Neighbourhood wardens are a hit with residents, but now they must offer hard evidence of their value, says Chris Gray

The public love them, the government champions them, and even initially suspicious police officers now view them as allies in the fight against crime.

Neighbourhood wardens, street wardens, street crime wardens - call them what you will - have arrived. More than 3,000 wardens in nearly 500 schemes patrol everywhere from Merseyside housing estates to the riverbank around London's Tate Modern, providing a reassuring presence in crime hot spots and keeping an eye on the environment.

Wardens have enthusiastically been adopted by councils since the ODPM and Home Office made the first instalment of grants totalling£91m available four years ago.

They have proved universally popular with voters - except perhaps those on the receiving end of fixed penalty notices handed out by wardens with enforcement powers. However, despite their popularity, wardens face a moment of truth.

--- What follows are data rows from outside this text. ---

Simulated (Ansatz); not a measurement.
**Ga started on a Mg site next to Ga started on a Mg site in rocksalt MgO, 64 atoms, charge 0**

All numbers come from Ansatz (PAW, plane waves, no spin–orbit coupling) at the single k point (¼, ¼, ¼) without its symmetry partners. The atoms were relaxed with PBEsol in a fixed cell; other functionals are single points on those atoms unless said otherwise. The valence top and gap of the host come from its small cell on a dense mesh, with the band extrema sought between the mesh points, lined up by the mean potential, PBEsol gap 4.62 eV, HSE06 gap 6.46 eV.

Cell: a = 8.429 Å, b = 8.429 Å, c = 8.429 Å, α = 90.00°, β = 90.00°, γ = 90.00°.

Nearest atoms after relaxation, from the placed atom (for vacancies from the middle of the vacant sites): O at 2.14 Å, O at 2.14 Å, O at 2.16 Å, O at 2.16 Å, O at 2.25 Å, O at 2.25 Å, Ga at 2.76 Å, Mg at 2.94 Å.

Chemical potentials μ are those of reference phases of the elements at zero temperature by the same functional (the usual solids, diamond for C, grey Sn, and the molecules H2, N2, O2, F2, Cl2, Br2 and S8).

Government financial support for all but 36 of the 245 schemes that received central help will run out by next April. Councils must decide if they can justify using their own 'mainstream' money to keep their public spirited, bright-jacket wearing patrols on the streets.

It means wardens will have to demonstrate their worth as never before. If council tax money is to be diverted from environmental services, housing or regeneration budgets to keep them going, they will need to show hard evidence of how they have made savings through cleaning up an estate, encouraging businesses into an area by cutting crime, or reducing the number of void properties.

It has so far proved notoriously difficult to demonstrate beyond doubt that improvements in crime statistics or environmental conditions are the result of a group of wardens. One council privately accepts it has been 'throwing money' at wardens believing they are bringing dramatic improvements but with, so far, no concrete proof to support their faith .

Attempts to evaluate the schemes on a national scale have found they do bring benefits in reassuring the public and tackling the fear of crime. An ODPM study released last week found a 28% drop in crime in the first wave of 84 areas to have neighbourhood wardens, along with a 10% drop in fear of street crime.

Despite Whitehall's supportive attitude, there are fears that schemes will fall by the wayside when the government money runs out.

Andrew Cutten, policy officer at the Local Government Information Unit, says if councils cannot find mainstream funding for warden schemes they could be wound up - just as they were being accepted and working well.

'They are making a valuable contribution to local communities in terms of reassuring the public at a time when the fear of crime is going up but rates are going down. They do fulfil some form of civic duty at a time when we are not seeing very many people in these roles.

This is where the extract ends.